Krugman, Brooks and Zuckerberg

May 23, 2012

Paul Krugman and David Brooks, regular OP-ED columnists for the New York Times, disagree so widely, frequently and precisely in their presentations that their by-weekly commentaries read like a point-counterpoint debate, as if each is inspired by what the other has written recently.  In his other capacity as a Princeton professor, Krugman is one of America’s most acclaimed economists with a Nobel prize to prove it.  Brooks writes from the point of view of a cultural sociologist and historian.  Both columnists are unabashedly political in their opinions, Krugman sympathetic to traditional beliefs of the Democratic Party and Brooks siding with the neoconservative school of thought.  Krugman defends Keynesian economics and successful empirical results when Keynesian teachings have been applied amply and appropriately.  Brooks favors unfettered capitalism, trusting market guidance as a force of creative destruction, and distrusting efforts by government to undertake tasks that can be handled by private enterprise. 

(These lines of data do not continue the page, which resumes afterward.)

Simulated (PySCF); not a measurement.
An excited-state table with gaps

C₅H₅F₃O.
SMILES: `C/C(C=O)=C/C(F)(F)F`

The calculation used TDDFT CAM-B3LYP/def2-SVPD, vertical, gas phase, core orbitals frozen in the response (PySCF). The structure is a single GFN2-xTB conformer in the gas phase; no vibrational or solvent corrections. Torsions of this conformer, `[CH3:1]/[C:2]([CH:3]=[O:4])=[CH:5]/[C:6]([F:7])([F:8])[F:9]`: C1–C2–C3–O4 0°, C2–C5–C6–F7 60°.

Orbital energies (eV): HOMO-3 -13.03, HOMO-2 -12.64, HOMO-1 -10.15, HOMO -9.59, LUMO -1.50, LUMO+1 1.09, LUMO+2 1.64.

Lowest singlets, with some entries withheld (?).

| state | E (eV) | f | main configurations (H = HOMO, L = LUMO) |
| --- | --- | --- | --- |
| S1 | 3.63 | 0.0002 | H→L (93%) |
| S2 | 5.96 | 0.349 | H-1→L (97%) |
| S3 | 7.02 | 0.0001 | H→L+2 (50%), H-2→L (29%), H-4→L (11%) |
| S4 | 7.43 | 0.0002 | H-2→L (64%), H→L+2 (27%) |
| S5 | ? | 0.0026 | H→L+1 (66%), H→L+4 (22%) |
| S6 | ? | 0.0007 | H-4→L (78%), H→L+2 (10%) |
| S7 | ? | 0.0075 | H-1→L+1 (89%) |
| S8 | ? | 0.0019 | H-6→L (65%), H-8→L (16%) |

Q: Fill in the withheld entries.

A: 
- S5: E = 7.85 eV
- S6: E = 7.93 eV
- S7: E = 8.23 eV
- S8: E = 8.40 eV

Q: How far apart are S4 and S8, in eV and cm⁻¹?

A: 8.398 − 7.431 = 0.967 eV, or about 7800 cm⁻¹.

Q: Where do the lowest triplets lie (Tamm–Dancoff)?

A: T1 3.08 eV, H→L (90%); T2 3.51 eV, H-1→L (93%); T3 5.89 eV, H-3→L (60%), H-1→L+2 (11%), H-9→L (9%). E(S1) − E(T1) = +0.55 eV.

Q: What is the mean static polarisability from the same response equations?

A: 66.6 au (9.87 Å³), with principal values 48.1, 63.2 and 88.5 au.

Krugman has criticized Obama for not providing enough stimulus in the first year of his presidency and for too often tempering Democratic Party principles with a need to attract independent voters.  A series of recent columns by him decry the ideology that would impose massive fiscal austerity in Europe and the United States while ignoring the greater and more tragic problem of unemployment.  In Krugman’s vision of the world, important elements of the post-war years that delivered financial stability and economic prosperity to advanced economies have been recklessly allowed to lapse by conservative ideologues who ignore facts in pursuit of preconceived and untested beliefs.  The result has been deteriorating economic conditions. 

Brooks, in contrast, writes optimistically as he did in his column of May 22, about how market capitalism has transformed a “bloated” U.S. corporate sector into a mean and lean fighting machine and how private equity firms such as Bain Capital expedited that process and did mostly good work.  The hopeful vision that Brooks sees is on its way back if only Democratic politicians like President Obama don’t obstruct it with regulations and other initiatives that protect activities that have become unproductive or no longer aligned with consumer preferences.  The two columnists argue persuasively in defense of their polar visions.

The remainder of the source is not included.